The Stop Online Piracy Act, or SOPA, is a "disturbing bill making the rounds on Capitol Hill" reportedly designed to block sites with infringing content. What's troubling is the fact that it would empower the U.S. government to censor anything it doesn't like.
Google and Facebook are opposed to this measure stating that this bill "poses huge risks to the internet" and that "SOPA is unnecessarily draconian."
"Unfortunately, the bills as drafted would expose law-abiding US internet and technology companies to new uncertain liabilities, private rights of action, and technology mandates that would require monitoring of websites," Google, Facebook, Yahoo and eBay wrote in a letter to leaders of the House and Senate Judiciary committee.
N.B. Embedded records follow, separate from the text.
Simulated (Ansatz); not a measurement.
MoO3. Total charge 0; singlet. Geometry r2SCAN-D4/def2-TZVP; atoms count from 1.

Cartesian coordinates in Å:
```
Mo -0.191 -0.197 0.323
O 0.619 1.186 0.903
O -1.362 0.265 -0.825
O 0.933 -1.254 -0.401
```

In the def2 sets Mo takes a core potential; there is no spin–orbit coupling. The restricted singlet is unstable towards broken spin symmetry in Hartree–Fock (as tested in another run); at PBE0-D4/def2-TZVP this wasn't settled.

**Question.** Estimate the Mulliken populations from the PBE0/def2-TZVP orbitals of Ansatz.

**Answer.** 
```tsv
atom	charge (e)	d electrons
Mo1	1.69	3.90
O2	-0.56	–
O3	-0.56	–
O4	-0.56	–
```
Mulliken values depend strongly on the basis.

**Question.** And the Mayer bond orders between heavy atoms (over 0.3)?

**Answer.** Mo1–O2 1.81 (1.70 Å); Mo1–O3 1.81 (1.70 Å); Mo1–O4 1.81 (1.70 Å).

"We are concerned that these measures pose a serious risk to our industry's continued track record of innovation and job creation, as well as to our nation's cybersecurity," the companies said. The letter was also signed by AOL, Twitter, LinkedIn, Mozilla and Zynga.
Speaking at the Massachusetts Institute of Technology's Sloan School of Management this week, Google chairman Eric Schmidt voiced his own opposition to SOPA.
"The solutions are draconian. There's a bill that would require ISPs to remove URLs from the web which is also known as censorship last time I checked," he said.